# Hello, KAN!

### Kolmogorov-Arnold representation theorem

Kolmogorov-Arnold representation theorem states that if $f$ is a multivariate continuous function
on a bounded domain, then it can be written as a finite composition of continuous functions of a
single variable and the binary operation of addition. More specifically, for a smooth $f : [0,1]^n \to \mathbb{R}$,


$$f(x) = f(x_1,...,x_n)=\sum_{q=1}^{2n+1}\Phi_q(\sum_{p=1}^n \phi_{q,p}(x_p))$$

where $\phi_{q,p}:[0,1]\to\mathbb{R}$ and $\Phi_q:\mathbb{R}\to\mathbb{R}$. In a sense, they showed that the only true multivariate function is addition, since every other function can be written using univariate functions and sum. However, this 2-Layer width-$(2n+1)$ Kolmogorov-Arnold representation may not be smooth due to its limited expressive power. We augment its expressive power by generalizing it to arbitrary depths and widths.

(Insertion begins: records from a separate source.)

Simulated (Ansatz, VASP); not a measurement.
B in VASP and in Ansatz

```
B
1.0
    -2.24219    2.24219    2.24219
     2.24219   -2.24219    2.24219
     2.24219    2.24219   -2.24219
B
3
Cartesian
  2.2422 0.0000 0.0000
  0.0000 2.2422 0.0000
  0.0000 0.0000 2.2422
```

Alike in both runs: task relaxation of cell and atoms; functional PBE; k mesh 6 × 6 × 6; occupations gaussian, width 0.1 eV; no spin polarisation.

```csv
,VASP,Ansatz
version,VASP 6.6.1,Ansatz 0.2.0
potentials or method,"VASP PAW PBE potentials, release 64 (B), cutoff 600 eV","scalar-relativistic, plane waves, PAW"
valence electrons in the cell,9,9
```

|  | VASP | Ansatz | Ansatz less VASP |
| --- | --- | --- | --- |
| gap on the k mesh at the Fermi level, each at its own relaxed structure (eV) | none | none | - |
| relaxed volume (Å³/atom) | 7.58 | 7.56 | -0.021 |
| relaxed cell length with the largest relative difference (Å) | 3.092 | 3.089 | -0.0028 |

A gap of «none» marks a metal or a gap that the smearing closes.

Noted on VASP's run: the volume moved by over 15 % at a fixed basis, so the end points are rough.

### Kolmogorov-Arnold Network (KAN)

The Kolmogorov-Arnold representation can be written in matrix form

$$f(x)={\bf \Phi}_{\rm out}\circ{\bf \Phi}_{\rm in}\circ {\bf x}$$

where 

$${\bf \Phi}_{\rm in}= \begin{pmatrix} \phi_{1,1}(\cdot) & \cdots & \phi_{1,n}(\cdot) \\ \vdots & & \vdots \\ \phi_{2n+1,1}(\cdot) & \cdots & \phi_{2n+1,n}(\cdot) \end{pmatrix},\quad {\bf \Phi}_{\rm out}=\begin{pmatrix} \Phi_1(\cdot) & \cdots & \Phi_{2n+1}(\cdot)\end{pmatrix}$$

We notice that both ${\bf \Phi}_{\rm in}$ and ${\bf \Phi}_{\rm out}$ are special cases of the following function matrix ${\bf \Phi}$ (with $n_{\rm in}$ inputs, and $n_{\rm out}$ outputs), we call a Kolmogorov-Arnold layer:

$${\bf \Phi}= \begin{pmatrix} \phi_{1,1}(\cdot) & \cdots & \phi_{1,n_{\rm in}}(\cdot) \\ \vdots & & \vdots \\ \phi_{n_{\rm out},1}(\cdot) & \cdots & \phi_{n_{\rm out},n_{\rm in}}(\cdot) \end{pmatrix}$$

${\bf \Phi}_{\rm in}$ corresponds to $n_{\rm in}=n, n_{\rm out}=2n+1$, and ${\bf \Phi}_{\rm out}$ corresponds to $n_{\rm in}=2n+1, n_{\rm out}=1$.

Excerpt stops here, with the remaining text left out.